As well as talking with students, she has connected them to mental health centres, remedial learning programs and other services.

Ms Homsi loves the job, and the schools value her work. But in December she will be looking for a new job - and there will not be a safety net to catch her if she cannot find one. Because she is under 30, she would have to wait six months before she can receive any unemployment benefits under tough new rules for young job seekers.

''I want to stay in youth work because that is where my passion is'': Student welfare worker Joanne Homsi.

''I want to stay in youth work because that is where my passion is'': Student welfare worker Joanne Homsi. Photo: Tamara Dean

Ms Homsi's three-days-a-week position was funded by the federal government's National School Chaplaincy and Student Welfare Program. The government is continuing the program, at a cost of $245 million over five years, but will remove the option for schools to hire a non-religious welfare worker.

The 623 schools that made this choice will have to hire a chaplain or go without. "I'm very saddened and concerned about the change to the program," she said.

School chaplains have a role to play, but not everywhere, she said. She noted St George is a multicultural area where Catholics, Anglicans, Muslims, Buddhists, Greek Orthodox and non-religious students study together. "These schools had a choice between a chaplain or a youth worker and they chose to have a youth worker," she said.

"I've been available to everyone regardless of their religion or culture. I've provided students with a non-judgmental approach to very sensitive issues and that has been beneficial to everyone."

Parliamentary Secretary for Education Scott Ryan said the government is restoring the scheme to its original vision after Labor expanded it to include student welfare workers in 2011.

"The Coalition was critical of Labor watering down the focus on chaplains when the original chaplaincy program expired," Senator Ryan said.

"Student welfare services are an important part of school communities and are rightly provided by, and the responsibility of, the states in public schools and other schools and systems in their respective schools."

Australian Council of State School Organisations president Peter Garrigan said: "The chaplaincy program in its entirety should have been scrapped and the money given to provide … services like psychologists, speech pathologists or dentists. But if the program has to operate there should be a non-religious option."

Federal government’s new plan

How does it work? All schools will be invited to apply for 2900 chaplain places. Schools with higher disadvantage will be given priority. Schools will receive $20,000 a year to hire a chaplain.  Schools in remote areas will receive an extra  $4000 a year.  

How much will it cost? $245.3 million over five years.

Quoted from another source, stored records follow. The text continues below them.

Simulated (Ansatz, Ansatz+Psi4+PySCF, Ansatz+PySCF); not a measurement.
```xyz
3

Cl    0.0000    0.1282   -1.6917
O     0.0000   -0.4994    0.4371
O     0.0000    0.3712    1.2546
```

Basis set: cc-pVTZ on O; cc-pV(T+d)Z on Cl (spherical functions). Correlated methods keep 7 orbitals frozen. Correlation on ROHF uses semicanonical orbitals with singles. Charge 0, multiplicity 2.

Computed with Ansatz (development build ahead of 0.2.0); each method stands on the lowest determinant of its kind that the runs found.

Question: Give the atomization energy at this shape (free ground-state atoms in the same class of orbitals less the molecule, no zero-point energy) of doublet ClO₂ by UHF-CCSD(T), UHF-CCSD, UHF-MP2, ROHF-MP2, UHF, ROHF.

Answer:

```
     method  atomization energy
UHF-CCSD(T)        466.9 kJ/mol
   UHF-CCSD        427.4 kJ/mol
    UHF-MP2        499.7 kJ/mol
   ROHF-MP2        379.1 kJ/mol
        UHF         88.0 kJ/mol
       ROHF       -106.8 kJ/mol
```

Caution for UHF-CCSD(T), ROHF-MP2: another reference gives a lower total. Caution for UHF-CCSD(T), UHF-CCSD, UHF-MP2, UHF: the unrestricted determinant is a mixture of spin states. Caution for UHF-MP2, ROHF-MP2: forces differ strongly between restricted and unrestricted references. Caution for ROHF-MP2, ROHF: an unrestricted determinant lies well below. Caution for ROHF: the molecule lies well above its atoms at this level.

What are its aims? To support the emotional, spiritual and social wellbeing of students by enhancing academic achievement, encouraging positive behaviours, reducing behavioural issues such as truancy, aggression and drug use, and boosting emotional competence.

Who can schools hire? Chaplains can be from a range of faiths  but they can no longer be secular youth workers. They must have a minimum Certificate IV in Youth Work or Pastoral Care or equivalent. They must sign a code of conduct and pass working with children and police checks. 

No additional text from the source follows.